ITM Power shares were suffering on Monday after the hydrogen energy solution company said results for the financial year ending April 2023 will be ‘materially different from the current guidance’ as revenue falls and EBITDA losses expand.
The ITM Power share price is now down 72% over the past 52-week period after falling 11% in early trade on Monday.
ITM attributes the poor performance to a period of testing as they move towards volume manufacturing. Write-downs, legacy contracts and underestimating certain costs are also putting pressure on earnings.
“This is the challenge I was expecting when I joined ITM,” said Dennis Schulz, ITM Power CEO
“For the Company to develop from an R&D and prototyping entity, to a mature delivery organisation, we require firmer foundations. Our 12-month plan will make ITM a stronger, more focused and highly capable company.”

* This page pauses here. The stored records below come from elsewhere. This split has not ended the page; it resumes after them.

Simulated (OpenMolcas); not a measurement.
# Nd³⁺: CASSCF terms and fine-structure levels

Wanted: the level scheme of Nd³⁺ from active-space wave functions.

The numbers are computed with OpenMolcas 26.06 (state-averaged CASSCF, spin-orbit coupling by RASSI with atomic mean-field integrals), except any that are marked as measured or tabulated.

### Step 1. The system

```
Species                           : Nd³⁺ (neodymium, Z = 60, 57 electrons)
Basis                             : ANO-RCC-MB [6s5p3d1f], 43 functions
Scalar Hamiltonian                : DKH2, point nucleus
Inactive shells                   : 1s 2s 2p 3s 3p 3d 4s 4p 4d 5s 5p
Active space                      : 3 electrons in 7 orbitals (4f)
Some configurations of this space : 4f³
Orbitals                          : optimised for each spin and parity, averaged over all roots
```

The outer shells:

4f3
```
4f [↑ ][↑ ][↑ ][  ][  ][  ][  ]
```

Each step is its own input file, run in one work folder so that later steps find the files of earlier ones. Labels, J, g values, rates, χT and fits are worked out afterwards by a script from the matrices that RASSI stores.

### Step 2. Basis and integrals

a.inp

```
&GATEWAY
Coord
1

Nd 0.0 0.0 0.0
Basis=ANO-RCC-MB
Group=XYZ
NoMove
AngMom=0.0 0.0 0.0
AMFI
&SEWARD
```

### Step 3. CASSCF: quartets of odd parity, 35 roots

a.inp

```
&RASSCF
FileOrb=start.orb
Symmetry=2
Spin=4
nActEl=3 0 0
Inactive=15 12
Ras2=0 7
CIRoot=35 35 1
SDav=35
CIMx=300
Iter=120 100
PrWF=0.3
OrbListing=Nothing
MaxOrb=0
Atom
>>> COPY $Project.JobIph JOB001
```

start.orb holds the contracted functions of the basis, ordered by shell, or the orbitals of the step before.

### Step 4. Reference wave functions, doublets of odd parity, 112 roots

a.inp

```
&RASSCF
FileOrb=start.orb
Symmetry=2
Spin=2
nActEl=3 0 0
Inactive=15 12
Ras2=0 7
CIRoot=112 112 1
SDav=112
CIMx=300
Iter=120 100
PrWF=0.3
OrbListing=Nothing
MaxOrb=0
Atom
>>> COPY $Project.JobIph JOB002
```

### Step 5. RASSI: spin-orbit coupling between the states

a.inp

“The large-scale opportunities in the market are yet to come, and by putting these foundations in place ITM will be ready for the significant market demand ahead of us.”
Another warning on profit
When a company commits to such a large scale undertaking such as revolutionising the way we generate energy and power travel, there will inevitably be growing pains. Technology from their first wave of innovation has been replaced with more efficient solutions a they seek to scale up their operations. This process has created costs that will hit profits.
Lower generation of revenue will be a concern and further insight into customer traction will be scrutinised in ITM’s interims.
ITM Power’s interim results are due 31st January when it says it will provide greater details on the strategic outlook.